You know what kills more teens every year than anything else? Car crashes. And almost 1/4 of all car crashes involve an underage driver who’s been drinking. As everyone knows, when you drive a car you need to be able to make quick decisions – so even after one or two drinks your slowed-down reaction time seriously raises your likelihood of being in an accident.

Alcohol is a depressant which means that it delays the speed at which your brain is able to process information. It also makes hand-eye coordination much more difficult. You don’t need to be visibly drunk – or to feel drunk at all – in order for your judgment and concentration to be impaired to the point that you pose a serious hazard to your own safety and that of others – your passengers, other drivers, and pedestrians.
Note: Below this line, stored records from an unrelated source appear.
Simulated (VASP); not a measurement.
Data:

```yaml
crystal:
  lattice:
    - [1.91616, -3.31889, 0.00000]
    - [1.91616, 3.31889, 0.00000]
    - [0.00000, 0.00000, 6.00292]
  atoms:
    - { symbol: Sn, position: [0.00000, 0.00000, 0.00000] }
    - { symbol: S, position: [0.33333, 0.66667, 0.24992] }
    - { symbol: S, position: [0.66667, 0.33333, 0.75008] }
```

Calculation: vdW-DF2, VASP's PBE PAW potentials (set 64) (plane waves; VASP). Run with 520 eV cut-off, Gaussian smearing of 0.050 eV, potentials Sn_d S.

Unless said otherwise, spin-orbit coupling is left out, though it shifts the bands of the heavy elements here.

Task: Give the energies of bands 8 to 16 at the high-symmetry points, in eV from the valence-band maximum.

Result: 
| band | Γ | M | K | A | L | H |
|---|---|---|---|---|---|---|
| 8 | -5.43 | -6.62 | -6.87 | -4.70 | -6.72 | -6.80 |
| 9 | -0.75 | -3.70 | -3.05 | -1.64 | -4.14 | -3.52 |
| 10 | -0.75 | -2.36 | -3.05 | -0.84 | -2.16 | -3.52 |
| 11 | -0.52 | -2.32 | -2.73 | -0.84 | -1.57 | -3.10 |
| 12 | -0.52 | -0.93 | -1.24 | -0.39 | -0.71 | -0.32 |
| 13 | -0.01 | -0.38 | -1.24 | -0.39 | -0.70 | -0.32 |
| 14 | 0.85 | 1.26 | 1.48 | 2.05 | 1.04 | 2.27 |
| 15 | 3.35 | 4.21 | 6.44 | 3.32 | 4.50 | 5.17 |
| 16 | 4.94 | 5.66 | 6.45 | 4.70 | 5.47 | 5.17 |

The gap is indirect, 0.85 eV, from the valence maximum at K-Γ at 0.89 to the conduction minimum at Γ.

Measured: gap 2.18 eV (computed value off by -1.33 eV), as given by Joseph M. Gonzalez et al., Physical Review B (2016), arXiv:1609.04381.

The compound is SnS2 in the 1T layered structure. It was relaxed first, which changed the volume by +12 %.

Driving under the influence of alcohol – also known as “D.U.I.” – has serious consequences. All it takes for you to be arrested and charged is a blood alcohol concentration (“BAC”) of 0.08 or higher within two hours of driving – or being in actual physical control of – any motor vehicle. (When you drink alcohol your body actually converts it into ethanol. “BAC” refers to the percentage of ethanol in your bloodstream at the time it is analyzed.)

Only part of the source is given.